Quepid has provided an implementation of nDCG for quite some time now and has added an implementation of ERR in version 8.0. As both of these metrics use multi-valued judgment scales, it is easy to consider them as competitors. In fact, they model two different, but related, information-seeking goals.
The Players
To talk about what the metrics are modeling, we need to introduce two of my favorite search personas. They personify two very common search goals. Joelle Robinson of Moody’s introduced these two in her Haystack US 2024 talk, Revisiting the Basics: How Round Robin Improved Search Relevancy.
First up, is Hulk Smash! Hulk knows what he wants. And he wants it right now! Smashing through the glass, grabbing the goods, and Hulk is out the door. This is the epitome of known-item search. The Highlander principle, “there can be only one”, applies. When our searchers are Hulks, we can model how satisfied they are with rank-based metrics that focus on top results, such as Expected Reciprocal Rank (ERR).
Next up is Dora the Explorer. Dora has goals. To realize her goals, Dora needs to know things. Not just one thing, all the things. Dora gathers information to help her achieve her goals. When Dora comes to search, we can model how satisfied she is using a gain-based metric, such as Normalized Discounted Cumulative Gain (nDCG).
The Metrics
Given our two personas, we can now move on to the details of the math underneath the two metrics. Feel free to skim over the formulae and funny symbols. The important thing to look for is what are we trying to measure with each of them.
nDCG
The underlying notion with gain-based metrics is that there is a pool of useful information: each document we might return has some amount of that useful information. We can add up how much useful information we obtained from each of the documents that we examine. As with most things, mo better makes it mo better. We want to get all of the possible information, no matter how many documents it takes.
Cumulative gain is the simplest of the gain based metrics. It is the sum of the relevance values of each of the documents in the result list. This is a set based metric, and is sometimes called graded precision.

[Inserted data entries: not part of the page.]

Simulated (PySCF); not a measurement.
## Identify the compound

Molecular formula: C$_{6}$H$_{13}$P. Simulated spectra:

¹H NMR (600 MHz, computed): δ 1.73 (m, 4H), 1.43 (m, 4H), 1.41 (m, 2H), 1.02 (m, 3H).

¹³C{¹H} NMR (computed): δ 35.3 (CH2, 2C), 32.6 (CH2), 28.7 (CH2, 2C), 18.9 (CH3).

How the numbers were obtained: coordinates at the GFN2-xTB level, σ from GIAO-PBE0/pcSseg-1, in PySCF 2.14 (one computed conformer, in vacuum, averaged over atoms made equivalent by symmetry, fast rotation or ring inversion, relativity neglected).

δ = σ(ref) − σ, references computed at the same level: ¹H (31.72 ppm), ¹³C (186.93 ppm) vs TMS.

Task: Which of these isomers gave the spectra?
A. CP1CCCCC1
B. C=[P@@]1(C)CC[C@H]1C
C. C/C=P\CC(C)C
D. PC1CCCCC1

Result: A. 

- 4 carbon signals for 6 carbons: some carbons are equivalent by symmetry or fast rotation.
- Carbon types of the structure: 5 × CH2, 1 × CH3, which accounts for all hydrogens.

DCG adds a discount to cumulative gain. At each rank we discount the gain contributed by dividing it by the log of the rank plus 1. We add the one because log(1) is 0. Just like CG, DCG allows us to see how well a query is doing directly by its magnitude. And, like CG, the value of the metric is not comparable across queries, as the amount of available gain is a function of the set of judgments for the query. If query A has a DCG of 47.5 and query B has a DCG of 22.6, we have no way to say that one of the two is performing better than the other.
This condition is due to a number of different possible reasons. First, A might have many more relevant documents than B, so its gain is higher. Second, A might have more highly rated relevant documents, e.g. judgments of 3, where B has lower rated documents, e.g. judgments of 1. And finally, based on the formula for the discounting, how the judgment values are distributed within the ranked list matters. The overall effect is that trying to compare DCG values between queries is comparing apples to oranges, they are not on the same scale.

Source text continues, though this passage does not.